Well, normally I reside on "your side of the fence."  That is to say,
that I would prefer to have a 15 MIP SPARC box over an 030 based
box given similar pricing.  This is fine for people with a somewhat
technical background, as they can get used to dealing with unix, shell
programming, C programming, etc.  However, I would speculate that 75%
of the people who use computers have no idea what those things are,
and even a smaller percentage that do know what they are would be able
to cope well with the task.  I think products like the Amiga 3000
are aimed at that grey area of people in between.  The machine is
simple enough to use that you can pop off-the-shelf software in and
use it, but at the same time it offers the ability to run unix
if you want/need it.  I would think that very few people actually
WANT unix and  even fewer need it.  However, it is "nice" that
it will be available.

All this talk about the 3000UX being a workstation is a little
on the silly side (though I have done it myself in the past <blush>).
Anyone who really needs a workstation will probably go out and
buy a Sun/Apollo/etc.  The markets are very different.  You don't
buy a Corvette to haul logs, and you don't buy a pickup to race
around the track.

Best regards and happy holidays,

Chris

------------------------------+---------------------------
Chris Mauritz                 |D{r det finns en |l, finns
cmm1@cunixa.cc.columbia.edu   |det en plan!
(c)All rights reserved.       |
Send flames to /dev/null      |
------------------------------+---------------------------

rg20+@andrew.cmu.edu (Rick Francis Golembiewski) (12/15/90)
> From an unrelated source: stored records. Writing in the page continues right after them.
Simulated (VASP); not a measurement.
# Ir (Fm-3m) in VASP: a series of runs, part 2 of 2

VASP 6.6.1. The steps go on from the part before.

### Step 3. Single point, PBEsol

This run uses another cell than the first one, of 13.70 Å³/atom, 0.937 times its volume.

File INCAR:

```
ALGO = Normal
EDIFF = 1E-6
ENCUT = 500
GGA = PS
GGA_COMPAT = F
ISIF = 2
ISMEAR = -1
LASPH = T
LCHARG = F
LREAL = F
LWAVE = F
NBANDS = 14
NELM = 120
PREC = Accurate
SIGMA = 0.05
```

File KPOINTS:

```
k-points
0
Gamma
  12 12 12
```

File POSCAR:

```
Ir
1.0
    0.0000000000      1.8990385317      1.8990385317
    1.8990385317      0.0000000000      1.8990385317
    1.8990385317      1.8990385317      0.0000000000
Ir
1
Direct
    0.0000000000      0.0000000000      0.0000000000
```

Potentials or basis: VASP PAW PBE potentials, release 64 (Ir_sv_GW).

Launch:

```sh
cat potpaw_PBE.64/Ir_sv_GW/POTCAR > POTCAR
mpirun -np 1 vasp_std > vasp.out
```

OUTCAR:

>I just had a talk with one of our system administrators here, and I told him
>about the A3000UX.  He told me that Sun came out with a workstation that was
>286 based and ran Unix along with PC's in windows that multitasked.  I don't
>know of the model number, but he said they didn't sell, and Sun discontinued.

Actually it was a 386 machine, (I seem to remember that it was called
the sun 386i).  As I rember it was a good deal more expensive then the
comprable dos machines (Anyone have a price range? I seem to remember
a figure aroun 10K, but this could be wrong), enough so that you
really had to have a need for both a UNIX workstation and a DOS PC for
it to become worth the cost.

>AmigaDOS and Unix will not run at the same time, and there is a much smaller
>demand for Amiga compatibility than IBM compatibility, so I would think that
>there isn't going to be much of a demand for these things unfortunately.
>Considering you can buy a Sparcstation now for $3000 that comes inside a
>1200x800 monitor that will outperform an A3000, with the expansion capability
>to reach 100 MIPS, I really don't see where the market is.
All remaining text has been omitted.